Train diffusion models across many GPU clusters without networking bottlenecks.
State of the art image and video diffusion models train on thousands of GPUs. They distribute computation then synchronize gradients across them at each optimization step. This incurs a massive networking load, which means that training clusters must live in centralized facilities with specialized networking hardware and enormous power delivery systems.
This is cost-prohibitive. Academic labs can’t build specialized clusters with custom networking fabrics. Even large companies struggle as they hit fundamental limits on power delivery and networking bandwidth when scaling to many thousands of GPUs. In both cases, networking is the critical bottleneck: training clusters need constant, high-bandwidth communication throughout the entire system. A segmented network load where independent clusters communicate internally but not among each other makes it possible to use compute where it’s available, whether in different datacenters or across the internet.

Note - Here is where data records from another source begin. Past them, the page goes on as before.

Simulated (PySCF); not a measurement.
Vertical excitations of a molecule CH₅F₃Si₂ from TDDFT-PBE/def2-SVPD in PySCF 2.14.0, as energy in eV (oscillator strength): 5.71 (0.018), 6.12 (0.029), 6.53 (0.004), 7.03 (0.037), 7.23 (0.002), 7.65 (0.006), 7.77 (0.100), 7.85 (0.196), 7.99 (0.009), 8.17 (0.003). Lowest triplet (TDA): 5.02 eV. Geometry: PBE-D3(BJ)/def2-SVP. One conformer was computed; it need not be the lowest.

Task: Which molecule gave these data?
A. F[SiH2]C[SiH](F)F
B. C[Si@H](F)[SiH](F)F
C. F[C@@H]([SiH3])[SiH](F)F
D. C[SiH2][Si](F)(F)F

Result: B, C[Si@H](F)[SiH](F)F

Decentralized Diffusion Models (DDMs) tackle this problem. Our new method trains a series of expert diffusion models, each in communication isolation from one another. This means we can train them in different locations and on different hardware. At inference time, they ensemble through a lightweight learned router. We show that this ensemble collectively optimizes the same objective as a single diffusion model trained over the whole dataset (a monolithic model). It even outperforms monolithic diffusion models FLOP-for-FLOP, leveraging sparse computation at train and test time. Crucially, DDMs scale gracefully to billions of parameters and produce great results with reduced pretraining budgets. See some results below from a model pretrained with just eight independent GPU nodes in less than a week.
In this post, we present a simple, geometrically intuitive view on diffusion and flow models from which Decentralized Diffusion Models arrive naturally. We also highlight their compromise-free performance and implications for training hardware. DDMs make possible simpler training systems that produce better models.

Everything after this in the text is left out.